Melbourne Uni students occupy to cut ties with Israel

Students at Melbourne Uni have occupied the Arts West building three weeks after they began their encampment in solidarity with Gaza.

“The central demand is to get Melbourne Uni to divest and cut its ties with the weapons manufacturers that are complicit in Israel’s genocide—including Lockheed Martin, Boeing, BAE Systems and Rosebank Engineering,” one of the occupiers, Cooper Forsyth, told Solidarity.

The occupiers have renamed the building “Mahmoud Hall” after a Palestinian who hoped to study at the university but was killed in Gaza during Israel’s genocidal attack.

Around 200 students began the occupation after a rally on Nakba Day, setting up banners and tents inside the building. More students joined in as they day went on.

“After we occupied the Deputy Vice-Chancellor came down to say they would call the police on us at 2.30pm,” Cooper said.

“Staff formed a picketline outside, and students prepared for them to arrive. The police came and then left. We held the building overnight despite the threat to send the police in again.

“At Melbourne University the encampment has grown massively since it was set up. The first couple of nights, there were 15 tents. There’s now over 100 tents all across one side of the South Lawn.

“People have been very receptive to it. Some people that we met leafleting have just come and set up a tent that night after talking to them in the day.

“A number of us in Uni Melb For Palestine since the start of semester have been trying to push outwards as much as possible and establish an orientation to getting more students involved.

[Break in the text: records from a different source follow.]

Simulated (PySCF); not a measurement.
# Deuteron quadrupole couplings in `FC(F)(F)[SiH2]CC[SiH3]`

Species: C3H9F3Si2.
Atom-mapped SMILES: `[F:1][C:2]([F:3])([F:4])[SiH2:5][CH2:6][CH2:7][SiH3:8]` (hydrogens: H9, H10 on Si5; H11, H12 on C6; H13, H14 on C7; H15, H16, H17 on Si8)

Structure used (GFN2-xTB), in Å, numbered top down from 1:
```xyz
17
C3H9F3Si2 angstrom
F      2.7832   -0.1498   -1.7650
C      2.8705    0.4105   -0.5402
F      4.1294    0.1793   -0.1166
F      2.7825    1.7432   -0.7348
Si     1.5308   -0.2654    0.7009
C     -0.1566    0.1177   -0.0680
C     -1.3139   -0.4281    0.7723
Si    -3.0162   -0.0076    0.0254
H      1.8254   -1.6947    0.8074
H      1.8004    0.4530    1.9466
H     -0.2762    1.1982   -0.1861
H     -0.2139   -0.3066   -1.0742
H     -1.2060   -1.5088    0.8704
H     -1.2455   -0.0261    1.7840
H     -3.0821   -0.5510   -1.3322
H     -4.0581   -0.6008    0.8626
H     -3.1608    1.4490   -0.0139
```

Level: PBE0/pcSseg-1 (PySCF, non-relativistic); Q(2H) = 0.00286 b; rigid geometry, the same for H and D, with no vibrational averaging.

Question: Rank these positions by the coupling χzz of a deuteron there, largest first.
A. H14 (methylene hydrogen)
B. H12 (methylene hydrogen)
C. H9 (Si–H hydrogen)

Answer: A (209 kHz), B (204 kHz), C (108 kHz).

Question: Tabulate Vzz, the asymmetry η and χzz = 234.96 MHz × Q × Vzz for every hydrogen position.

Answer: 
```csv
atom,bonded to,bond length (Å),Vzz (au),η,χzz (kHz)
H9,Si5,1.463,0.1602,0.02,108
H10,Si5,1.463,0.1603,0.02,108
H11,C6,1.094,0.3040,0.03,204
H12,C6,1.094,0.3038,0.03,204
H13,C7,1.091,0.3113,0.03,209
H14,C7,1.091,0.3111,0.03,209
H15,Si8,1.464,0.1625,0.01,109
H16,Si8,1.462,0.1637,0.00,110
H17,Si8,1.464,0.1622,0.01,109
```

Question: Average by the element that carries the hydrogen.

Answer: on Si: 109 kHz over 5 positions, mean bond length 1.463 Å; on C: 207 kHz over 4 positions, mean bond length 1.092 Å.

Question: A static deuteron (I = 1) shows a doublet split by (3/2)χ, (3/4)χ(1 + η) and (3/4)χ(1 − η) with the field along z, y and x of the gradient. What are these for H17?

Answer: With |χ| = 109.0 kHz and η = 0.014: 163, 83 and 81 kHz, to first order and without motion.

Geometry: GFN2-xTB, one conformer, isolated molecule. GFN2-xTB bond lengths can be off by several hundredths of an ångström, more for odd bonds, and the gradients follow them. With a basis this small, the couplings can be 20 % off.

“That hasn’t necessarily been the dominant approach. But the encampment has been a major factor in shifting that because of the amount of enthusiasm and interest in it.

“It’s created a very strong sense of community and collective culture around the campaign, which has made it easier to mobilise people.

“The level of support has produced increasing pressure on the uni, contributing to Vice-Chancellor Duncan Maskell’s resignation.

“From what we understand he had no intention of stepping down so soon. But management is very divided over what to do about the encampment. The Vice-Chancellor sent out an email saying we have a right to protest, and as long as students don’t engage in hate speech, they’re allowed to camp.

“It seems that his resignation may be related to the fact that there was a desire for much stronger action against the protest from others in management.

“The rallies in support of the camp have had an electric atmosphere and have mobilised significant numbers of people, often at extremely short notice. The largest had up to 500 people.

“The second rally marched into Arts West and stayed in the building for a little while, and then marched to the Vice-Chancellor’s office. We’ve had really strong union support. One recent rally was called by the NTEU and was supported by the students.

“Even though there’s been a lot of enthusiasm, we still need to translate that into systematic building work to capitalise on the level of interest. The next step is going from hundreds of people involved to thousands of students alongside staff—and stepping up the pressure on university management.”